In 1368A;C+= a=5, b=4,n=100 why the output is 7??

Can someone please explain the problem B solution ? I am not able to get from editorial.

Great contest! Though, I had a doubt regarding a different version of B, which I initially misunderstood the question for. What will we do when we will want exactly k subsequences? (Assuming that an O(N^(1/2)) solution is good enough) Can we simply keep on multiplying the count of a letter by the smallest prime factor of the remaining k(dividing k at each step) and then move on to the next letter(of the cycle) and keep on doing so until k=1?

Btw, there is an extra challenge for problem B. (I wrote about it as my puzzle.)

As mentioned in the editorial, the approach may not work well for subsequence other than "ABCDE" and "CODEFORCES". Could you find such string?

I made a video explaining problem D because I really liked the problem — https://www.youtube.com/watch?v=oHgcHjk2fIM

There are many people with these videos, so let me know if it's worth doing more, thanks!

(Well, I liked problem E too, but I didn't solve it during the contest!)

The 'smaller value of k' leads one to think, the question requires the minimum value of k in Problem C. Otherwise a good problem set!

Are the rating changes adjusted for the fact that this was open for both div. 1 and div. 2? Personally it felt a bit unfair as difference between d and e was huge and i saw many expert coders who got under 2000 but still had negative rating change. Doesn't it discourage div. 2 coders not to participate in combined rounds?

"We divide them into three sets $$$V_0$$$, $$$V_1$$$, $$$V_2$$$."

How?

what is contribution in profiles?

Better editorial to problem D

https://codeforces.me/blog/entry/78987?#comment-644649

problem D was beautiful.And the part which i liked about the contest is you have to come up with a solution after that coding part is really easy and short.

In problem 5 what does "in topological order" means and in which set a vertex with no incoming edge belong to ?

Can Someone please explain E in a simpler fashion?

Do check out our video editorials-

A: C+=

B: Codeforces Subsequences

C:Even Picture

D:AND,OR and Square Sum

Can someone help me understand the meaning of the line "At that point, all numbers should be submasks of each other." (question D). An implementation of the solution will also be appreciated. Thanks.

Your code here...
#include<bits/stdc++.h>
using namespace std;
 
int ADD(int a,int b,int c,int n)
{
    if(a>n||b>n)
    return c;
    if(a>b)
    return (a,a+b,c+1,n);
    if(b>a)
    return (a+b,b,c+1,n);
}
int main()
{
    int T,a,b,n,c;
    cin>>T;
    while(T--)
    {
        c=0;
        cin>>a>>b>>n;
        cout<<ADD(a,b,c,n)<<"\n";
    }
}

pls can anyone tell me whats wrong with my code?
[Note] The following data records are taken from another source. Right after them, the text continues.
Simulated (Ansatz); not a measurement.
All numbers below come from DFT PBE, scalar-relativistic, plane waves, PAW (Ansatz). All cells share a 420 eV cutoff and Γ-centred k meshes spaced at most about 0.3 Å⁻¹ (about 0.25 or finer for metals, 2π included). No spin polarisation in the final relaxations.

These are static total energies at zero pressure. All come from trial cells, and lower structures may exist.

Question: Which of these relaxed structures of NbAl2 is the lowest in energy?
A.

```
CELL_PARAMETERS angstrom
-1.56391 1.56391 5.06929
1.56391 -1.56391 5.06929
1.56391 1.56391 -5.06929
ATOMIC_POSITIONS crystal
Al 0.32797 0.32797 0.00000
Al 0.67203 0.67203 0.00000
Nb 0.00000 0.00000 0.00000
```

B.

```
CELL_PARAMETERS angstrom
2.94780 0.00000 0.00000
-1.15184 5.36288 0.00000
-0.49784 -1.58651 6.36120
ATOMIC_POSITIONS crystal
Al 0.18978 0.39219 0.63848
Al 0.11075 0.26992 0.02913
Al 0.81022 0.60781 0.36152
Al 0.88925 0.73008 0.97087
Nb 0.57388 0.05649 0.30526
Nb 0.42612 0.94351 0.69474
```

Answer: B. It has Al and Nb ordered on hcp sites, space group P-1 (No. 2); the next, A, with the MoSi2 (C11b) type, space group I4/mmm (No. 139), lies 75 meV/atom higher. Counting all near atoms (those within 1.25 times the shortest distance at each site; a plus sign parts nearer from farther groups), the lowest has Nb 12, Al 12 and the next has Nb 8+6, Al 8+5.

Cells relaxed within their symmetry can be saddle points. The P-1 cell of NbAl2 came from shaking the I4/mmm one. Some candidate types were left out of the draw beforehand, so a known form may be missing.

Great editorial for problem F, Thanks!

I need help in understanding, why my E approach does not work. I kinda proved it should work under constraints (If it does what I want it to do).

Algorithm as follows : First you check for all nodes without incoming edges ($$$V_0$$$). Then you make a set of nodes that these nodes touch ($$$V_1$$$). Then make ($$$V_2$$$) out of those accordingly. ($$$V_0$$$) Will never be spoiled, because no edges enter them. But ($$$V_1$$$) might point to another ($$$V_1$$$), making it ($$$V_2$$$) maybe.

So I keep track of votes for being ($$$V_2$$$). votes = how many edges from ($$$V_1$$$) enter this node. Nodes with nonzero votes are the ones we remove. Now go from top to bottom, and if we meet some node that used to be ($$$V_1$$$) but got voted by someone else, I put it in ($$$V_2$$$) and undo its votes, since it does not count as good any more. Since I do this from top to bottom, I only take necessary nodes in greedy way.

The answer should give different combinations of binary trees that are less than 3 in depth, and all of them have number of bad nodes $$$\leq$$$ $$$\frac{4}{7}$$$, and each node can be associated with one such binary tree, so the answer must be also less than constraint.

After the cycle, we remove $$$V_0$$$ $$$V_1$$$ and $$$V_2$$$, also changing incoming nodes from $$$V_2$$$ since they touch the rest of the graph and continue till we have $$$V_0$$$ empty

Sumbission : 84272118

How is making a pattern a CP question?

I had a doubt in Problem E. I tried solving it like this: Form the graph and remove only those vertices which have both incoming and outgoing edges. As I remove a vertex, I also update the graph accordingly. I tried to analyze the number of vertices that I will be required to remove in the worst case. For that, we can consider the whole graph as a binary tree and what my approach is doing is that it is removing all the vertices at even levels (considering 1 based indexing of levels). In this case, the maximum vertices that will be removed will be n/2 which is less than 4n/7. However, I am getting the wrong answer on Test Case 7. Can somebody give me a counter-example or tell me if I am making a mistake somewhere. Thank you. Here is my submission link: https://codeforces.me/contest/1368/submission/84306393

Thumps up for high quality descriptive editorial. By the way, in number c "The sample picture was a red herring". I stepped into that trap.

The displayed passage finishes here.